Why? Maybe just a bit of petty cash.
When word broke that 62 MBs of emails were hacked from the Climate Research Unit, the sheer amount of content (not to mention handpicking of select passages that were most incriminating) seemed to suggest that the hacking was more than just some average Joe hellbent on disproving climate change.
Now, the story gets more complex: fingers are pointing at Russia’s secret service.
A senior member of the Inter-governmental Panel on Climate Change says that Climategate was an advanced, politically motivated attack.
According to Daily Mail, the leaked emails were originally posted on a server at a firm called Tomcity, an internet security business Tomsk, Siberia. Russia’s track record does not bode well in the wake of these allegations. From Daily Mail:
“Computer hackers in Tomsk have been used in the past by the Russian secret service (FSB) to shut websites which promote views disliked by Moscow….Such arrangements provide the Russian government with plausible deniability while using so-called ‘hacker patriots’ to shut down websites.”
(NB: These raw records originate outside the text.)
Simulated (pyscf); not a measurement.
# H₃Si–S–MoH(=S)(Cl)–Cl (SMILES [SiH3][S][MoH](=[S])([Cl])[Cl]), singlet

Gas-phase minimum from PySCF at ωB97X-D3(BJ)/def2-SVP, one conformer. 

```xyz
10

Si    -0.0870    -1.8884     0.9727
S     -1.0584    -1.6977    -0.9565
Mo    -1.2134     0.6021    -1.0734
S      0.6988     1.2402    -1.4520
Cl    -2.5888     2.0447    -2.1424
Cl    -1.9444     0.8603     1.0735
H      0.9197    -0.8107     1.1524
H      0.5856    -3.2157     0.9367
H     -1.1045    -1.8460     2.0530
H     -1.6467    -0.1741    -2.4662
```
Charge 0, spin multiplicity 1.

Shaun Walker from the Independent cited similar information:
“The FSB security services, descendants of the KGB, are believed to invest significant resources in hackers, and the Tomsk office has a record of issuing statements congratulating local students on hacks aimed at anti-Russian voices, deeming them “an expression of their position as citizens, and one worthy of respect”. The Kremlin has also been accused of running co-ordinated cyber attacks against websites in neighbouring countries such as Estonia, with which the Kremlin has frosty relations, although the allegations were never proved.”
If FSB is truly behind Climategate, the obvious question is, Why?